When baptizing a believer, a Catholic priest pours water over the believer’s head, saying, “I baptize you in the name of the Father, and of the Son, and of the Holy Spirit.” When baptizing a believer, a Christian pastor also says, “I baptize you in the name of the Father, Son and Holy Spirit.”
We learn, however, from the Acts of the Apostles that the Apostles baptized people in the name of the Lord Jesus Christ only.
Acts 2:38 reads:
Then Peter said unto them, Repent, and be baptized every one of you in the name of Jesus Christ for the remission of sins, and ye shall receive the gift of the Holy Ghost.
Acts 8:16 reads:
… but they were only baptized in the name of the Lord Jesus.
Acts 10:48 reads:
And he commanded them to be baptized in the name of the Lord Jesus Christ.
And Acts 19:5 reads:
Having heard these things, they were baptized in the name of the Lord Jesus.
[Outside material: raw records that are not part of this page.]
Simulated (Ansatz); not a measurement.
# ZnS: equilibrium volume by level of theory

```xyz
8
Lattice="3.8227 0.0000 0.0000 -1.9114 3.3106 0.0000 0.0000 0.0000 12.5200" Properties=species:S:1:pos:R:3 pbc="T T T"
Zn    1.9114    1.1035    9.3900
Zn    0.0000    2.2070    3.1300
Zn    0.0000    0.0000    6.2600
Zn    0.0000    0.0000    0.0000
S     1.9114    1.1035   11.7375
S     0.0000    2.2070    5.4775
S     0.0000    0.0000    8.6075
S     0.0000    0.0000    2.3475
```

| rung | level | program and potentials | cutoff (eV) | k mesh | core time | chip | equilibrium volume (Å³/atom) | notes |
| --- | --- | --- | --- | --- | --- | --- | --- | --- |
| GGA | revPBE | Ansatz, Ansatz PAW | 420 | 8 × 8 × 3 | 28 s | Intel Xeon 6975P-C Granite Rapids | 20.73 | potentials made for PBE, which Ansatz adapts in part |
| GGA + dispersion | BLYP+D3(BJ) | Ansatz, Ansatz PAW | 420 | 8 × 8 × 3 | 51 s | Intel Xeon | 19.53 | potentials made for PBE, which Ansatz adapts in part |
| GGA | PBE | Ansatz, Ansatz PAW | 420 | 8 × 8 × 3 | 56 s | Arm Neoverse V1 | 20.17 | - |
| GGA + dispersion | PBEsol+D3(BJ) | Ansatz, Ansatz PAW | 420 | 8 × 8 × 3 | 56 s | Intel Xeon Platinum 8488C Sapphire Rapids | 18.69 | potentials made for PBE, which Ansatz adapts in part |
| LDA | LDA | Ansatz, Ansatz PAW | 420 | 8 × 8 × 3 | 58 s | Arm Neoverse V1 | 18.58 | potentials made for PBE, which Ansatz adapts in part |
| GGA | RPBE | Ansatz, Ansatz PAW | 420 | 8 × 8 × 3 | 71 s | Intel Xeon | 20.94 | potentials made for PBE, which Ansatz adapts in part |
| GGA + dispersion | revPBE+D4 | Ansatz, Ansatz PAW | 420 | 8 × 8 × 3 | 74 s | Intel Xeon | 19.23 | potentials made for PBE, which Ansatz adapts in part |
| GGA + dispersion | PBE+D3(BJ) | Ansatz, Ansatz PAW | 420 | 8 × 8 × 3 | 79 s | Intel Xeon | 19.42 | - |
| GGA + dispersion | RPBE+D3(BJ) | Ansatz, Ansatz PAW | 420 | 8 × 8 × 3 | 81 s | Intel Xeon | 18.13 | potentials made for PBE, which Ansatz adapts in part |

Many Christians believe that Jesus bade his eleven disciples baptize people in the name of the Father, and of the Son, and of the Holy Spirit, as we read in Matthew 28:19:
Going therefore, teach ye all nations; baptizing them in the name of the Father, and of the Son, and of the Holy Ghost.
Yet not many are aware that Matthew 28:19 did not exist in some early copies of the Gospel of Matthew. The verse was probably a later addition to substantiate the Trinity doctrine.
The Bible is not error free. When there is a verse in the Bible that contradicts verses that appear elsewhere in the Bible, we owe it to ourselves as Christians to use our God-given intellect to question the authenticity of that verse.